Be careful what you believe. Everybody has an agenda. Anthropologists want to push the narrative that non-whites are morally superior than whites, generally by claiming that they are peaceful paragons of gender equality, which turns out to be factually untrue in a lot of ways, especially homicide rates. Conservative Americans want to push the narrative that loss of traditional values and family structures created the social decay, crime, and low educational achievement now seen in African American communities. This is likely also untrue, but I grant the possibility.
Most Sioux probably liked (and like) their culture and did not feel oppressed by it. Most Nigerians probably liked (and like) their culture. Likewise, most of the English probably liked English culture, and most of the Puritan women probably liked Puritan culture. This is the way of people virtually everywhere.
One thing all of these descriptions of Puritan and Indian life tend to miss (though Zinn comes close to noticing it) is that there is an important reason why women were more active in economic production in Indian life than in European life: the European economy (including the Pilgrims’) was more complicated and closer to achieving full industrialization, and industrialization requires specialization. Anyone can gather yams; most people can fish. Men probably have an advantage drawing a bow or throwing a spear, but women are perfectly good butchers of most game.
But working cattle, building windmills, and driving fence posts are hard, difficult tasks that require a great deal of muscle.
Did you know that the Amish use automatic milking machines? Yes, the Amish use some technology, if they decide it will be a boon to their culture. They use milking machines because Amish women are too weak to easily lift the 70 lb milk jugs, and these are people who were raised on a farm.
Obviously European society in the early 1600s had not yet “Industrialized” as we use the word, but it had reached a high level of technical development, including the use of wind, water, and tidal mills for grinding grain; large guilds for the production of standardized goods and regulation of commerce; orderly societies with falling homicide rates; printing presses and widespread literacy.
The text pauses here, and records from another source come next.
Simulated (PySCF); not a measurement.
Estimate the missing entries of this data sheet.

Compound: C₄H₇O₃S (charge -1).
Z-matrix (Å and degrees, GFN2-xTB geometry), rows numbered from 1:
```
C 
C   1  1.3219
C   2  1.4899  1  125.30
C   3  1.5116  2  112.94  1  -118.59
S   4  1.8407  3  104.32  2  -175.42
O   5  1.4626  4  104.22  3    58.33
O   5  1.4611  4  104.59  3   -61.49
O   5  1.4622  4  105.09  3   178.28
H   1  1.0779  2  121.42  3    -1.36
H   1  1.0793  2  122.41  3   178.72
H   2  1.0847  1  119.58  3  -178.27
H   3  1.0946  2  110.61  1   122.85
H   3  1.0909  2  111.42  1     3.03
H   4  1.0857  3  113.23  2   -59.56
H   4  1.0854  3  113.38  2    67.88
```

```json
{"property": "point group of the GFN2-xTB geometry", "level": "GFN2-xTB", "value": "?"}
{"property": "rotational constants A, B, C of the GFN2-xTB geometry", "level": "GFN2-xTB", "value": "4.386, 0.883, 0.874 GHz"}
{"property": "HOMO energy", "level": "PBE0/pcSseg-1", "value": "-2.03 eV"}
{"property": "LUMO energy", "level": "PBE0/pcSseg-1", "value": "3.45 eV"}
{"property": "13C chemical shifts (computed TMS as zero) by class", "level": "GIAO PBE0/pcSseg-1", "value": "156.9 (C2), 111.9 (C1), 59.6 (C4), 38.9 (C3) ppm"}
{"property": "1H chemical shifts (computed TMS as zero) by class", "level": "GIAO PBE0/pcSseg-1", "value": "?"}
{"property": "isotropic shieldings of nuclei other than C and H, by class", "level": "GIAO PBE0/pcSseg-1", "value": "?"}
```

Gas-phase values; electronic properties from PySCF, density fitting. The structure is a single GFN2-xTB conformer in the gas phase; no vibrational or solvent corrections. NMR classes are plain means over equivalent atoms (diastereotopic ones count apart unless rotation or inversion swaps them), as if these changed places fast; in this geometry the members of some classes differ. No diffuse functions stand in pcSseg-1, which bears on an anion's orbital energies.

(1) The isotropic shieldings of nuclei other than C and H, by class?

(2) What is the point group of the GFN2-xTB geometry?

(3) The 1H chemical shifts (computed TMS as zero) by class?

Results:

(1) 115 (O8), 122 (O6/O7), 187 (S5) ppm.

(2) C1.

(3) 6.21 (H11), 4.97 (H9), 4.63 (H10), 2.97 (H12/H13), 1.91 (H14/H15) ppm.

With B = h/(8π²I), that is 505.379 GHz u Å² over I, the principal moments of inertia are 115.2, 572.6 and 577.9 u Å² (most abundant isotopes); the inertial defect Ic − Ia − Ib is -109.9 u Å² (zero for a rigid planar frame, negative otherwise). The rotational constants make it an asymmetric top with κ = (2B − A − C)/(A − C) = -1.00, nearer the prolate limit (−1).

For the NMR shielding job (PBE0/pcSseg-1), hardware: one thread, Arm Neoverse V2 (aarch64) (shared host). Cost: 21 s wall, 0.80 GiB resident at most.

The Indians practiced low-scale agriculture/horticulture, hunting, gathering, fishing, and some forms of resource management. They also killed all of the wooly mammoths in North America, because they love and respect nature
so much just as much as virtually everyone else on the entire planet. They did not have cows or horses (or any domestic animals besides dogs;) so they could not plow or pull wagons. Trade had to be carried one one’s back or a sled dragged on the ground, pulled by a dog. They had no need to fence in large herds of enormous bovines. Farming by hand, as was common in much of the world at that time, does not require the same strength as plowing with oxen, and can easily be accomplished by women.
Lack of task specialization and resource exploitation had little to do with the Indians being fabulous people who loved women and nature way more than the Pilgrims. It was just the result of low levels of technological sophistication that did not therefore require intense labor, specialization, or large-scale resource extraction.
Oppression is in the eye of the beholder.